The once distant and isolated worlds of OT and IT – of physical production and the software that drives it – has been on a steady, inevitable collision course for over a decade.
Today, with the help of sensors, powerful analytics, and the Internet of Things, those two sides of the manufacturing world are finally ready to merge. The result will be nothing short of a full-scale manufacturing revolution.
"The Industrial Internet isn't just a probability anymore," explained Jamie Miller, Senior Vice President of GE and President and CEO of GE Transportation. "It is really here today."
This was the subject of Miller's opening keynote at the IndustryWeek Manufacturing & Technology Conference and Expo in Rosemont, Ill. this morning.

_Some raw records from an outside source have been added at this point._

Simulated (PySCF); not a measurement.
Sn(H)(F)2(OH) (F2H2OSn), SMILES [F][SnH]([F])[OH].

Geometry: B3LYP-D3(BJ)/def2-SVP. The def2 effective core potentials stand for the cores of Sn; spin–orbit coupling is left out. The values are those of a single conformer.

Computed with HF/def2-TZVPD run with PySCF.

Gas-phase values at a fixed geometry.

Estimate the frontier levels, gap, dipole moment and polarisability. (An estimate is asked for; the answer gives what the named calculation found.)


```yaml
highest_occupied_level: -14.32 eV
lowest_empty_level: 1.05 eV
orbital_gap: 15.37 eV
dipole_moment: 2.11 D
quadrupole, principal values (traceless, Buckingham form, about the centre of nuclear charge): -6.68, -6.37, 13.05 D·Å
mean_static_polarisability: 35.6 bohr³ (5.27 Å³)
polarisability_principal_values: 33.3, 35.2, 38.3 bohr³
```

In her presentation, "Manufacturing's Data-Driven and Digital Revolution," Miller pinned the OT/IT merger and the data-rich world of the Industrial Internet as the key driver for some major changes to manufacturing over the next few years.
"The digital industrial is becoming front and center today," she explained. "It is changing industries in ways that are going to be very profound over the next couple of decades."
This change, of course, is a special interest at GE.
Brilliant Machines
"While we make very technical, complexly engineered equipment at GE—really heavy metal industrial equipment—we've found that software and digitization are increasingly becoming a more important part of our products," Miller explained. "This physical/digital convergence is really an OT/IT revolution that we are starting to engage in."
This is the root of GE's "Brilliant Machines" campaign that has come to define the new generation of smart, sensor-laden, and software-driven machines the company has begun bringing to market over the last few years.
These machines, Miller explained, certainly live up to the "Brilliant" label.
For proof of this, she pointed to the latest locomotive her division launched last year.
"This locomotive has more than 200 onboard sensors and can process over a billion structures per second," she said. "We're able to take data coming off that locomotive and off the train in real time to understand the track topology and conditions, which we combine with the train weight and length and how the locomotive is running to really optimize fuel performance for customers and optimize how that locomotive performs."
Brilliant indeed.
But now, Miller explained, GE has taken that focus on brilliance from the equipment it produces to the plants that produce them.
"Our next step has been to take that same vision around our external products and really think differently about how we run our manufacturing shop floors," she explained.
Brilliant Factory
This process is pushing brilliance into production, creating a new network of Brilliant Factories built on the latest manufacturing technologies, sensor-enabled operations, and an industrial platform capable of leveraging industrial data in new and exciting ways.
Tearing down the remaining walls between OT and IT and rebuilding the entire manufacturing paradigm from the data up would be a daunting challenge for any company. But for GE—with 450 factories spread across 175 countries and employing 300,000 or so workers—it seems downright impossible.
But, as Miller sees it, this is a critical transition for both the company and the industry. If manufacturing is going to stay relevant, someone has to start the change.
"This is a new era of manufacturing," Miller explained. "We are on a quest to really define and showcase what a GE Brilliant Factory is."
To do this, GE started slow. The company began with 14 pilot sites to experiment with the concept and eventually selected 75 factories to transform into fully brilliant operations.
Just a year and a half into this process, one plant in particular is already yielding results.
Rebuilding Greenville
GE's Greenville, SC, gas turbine plant was selected for the initial Brilliant Factory pilot program. The team sensor-enabled one of the machines in just one manufacturing cell in order to understand how those machines were doing their work and how the operators were interfacing with them.
In just three months, Millers said, the cell saw a 25% increase in productivity.
After that, she said, the real work began.
"We went through and we took a couple of months and we mapped every single process on the plant," she explained. "We really looked at the process flow behind the sense and started to think about how we could automate that in a different way through single source of truth, through a common digital thread, through automated consumption of models through machines."
The results of this experiment were, to put it mildly, impressive.
"We found that over a three-year period we could extract $100,000,000 of productivity off of a quite small investment," Miller said. "And this is just one plant."
This model, she said, has spurred a whole new way of thinking about the acceleration of these ideas and has validated the concept of this digital revolution.